Selfish. That word has such a negative connotation. And, sure, it can be a bad thing in certain aspects of your life. But, believe it or not, being selfish can also be the key to exploring new opportunities, taking risks and finding out what makes you happy.
The past few months i’ve focused more on self-care then I ever have before, and I’ve never felt better. It turns out, that being a little selfish has been really positive for my well-being, professional growth and even my relationship. The Key? Balance. I’ve learned the areas it’s ok to be a selfish in, and those “negative” areas to steer clear of.
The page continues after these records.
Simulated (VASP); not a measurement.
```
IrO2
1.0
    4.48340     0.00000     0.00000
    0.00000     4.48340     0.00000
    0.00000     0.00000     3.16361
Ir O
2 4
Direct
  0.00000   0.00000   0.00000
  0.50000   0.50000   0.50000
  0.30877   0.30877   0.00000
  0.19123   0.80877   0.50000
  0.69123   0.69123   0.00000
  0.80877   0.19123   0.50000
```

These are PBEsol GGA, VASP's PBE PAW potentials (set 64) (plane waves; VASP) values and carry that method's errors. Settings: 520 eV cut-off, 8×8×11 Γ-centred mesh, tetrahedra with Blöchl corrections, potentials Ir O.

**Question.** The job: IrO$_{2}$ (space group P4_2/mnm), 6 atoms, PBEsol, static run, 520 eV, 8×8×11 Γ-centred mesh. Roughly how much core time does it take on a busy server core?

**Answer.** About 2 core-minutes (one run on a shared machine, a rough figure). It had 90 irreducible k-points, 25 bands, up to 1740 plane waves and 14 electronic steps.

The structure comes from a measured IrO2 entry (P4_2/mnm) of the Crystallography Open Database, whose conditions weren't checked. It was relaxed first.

Here are four of the areas being selfish has been positive for me:
Career
It’s so easy to put your own needs aside when in a professional setting. But, the truth is that prioritizing your needs can actually help you be even more productive at work. I’ve worked in jobs I dislike, and it taught me what I value in an organization and in a job. In short, being selfish early on in my career, and refusing to accept a state of “unhappiness” led me to a job that I love. And, helped me launch this blog as a passion project along the way.
Health
The older I get the more value I put on my health. The foods you eat, the cocktails you drink and the amount of exercise in a given week all matter. And, frankly, they matter a lot. I’ve put my health first for the past 4-5 years, and doing so helps propel all other aspects of my life. Find out what “healthy” living means for you, and prioritize it. Trust me, your body and your mind will thank you for it.
Time
Raise your hand if you have a problem saying “no”. *Hand raises* Seriously, I can’t say no. Agreeing to do things that we don’t always want to is certainly part of being an adult, but there are moments where we could all benefit from simply saying “No.” Learning how to balance “yes” and “no” has been such a game changer for me the past year or so. It’s given me the freedom to relax when I need it, and pushed me to go outside my comfort zone when I don’t.
P.S. Saying no is ok, so please don’t ever feel guilty for it.
Relationships
This one’s tricky. Relationships are all about patience, understanding and balance. But, you can’t be the best version of yourself in a relationship unless you’re a little selfish sometimes.
I’ve also learned to prioritize those relationships that bring me the most joy. It can be tough when friendships end, or people change. But, staying in friendships or relationships because you feel obligated too, isn’t good for you long-term.
What are your thoughts on being a little selfish? Has it worked for you? Or, do you steer clear?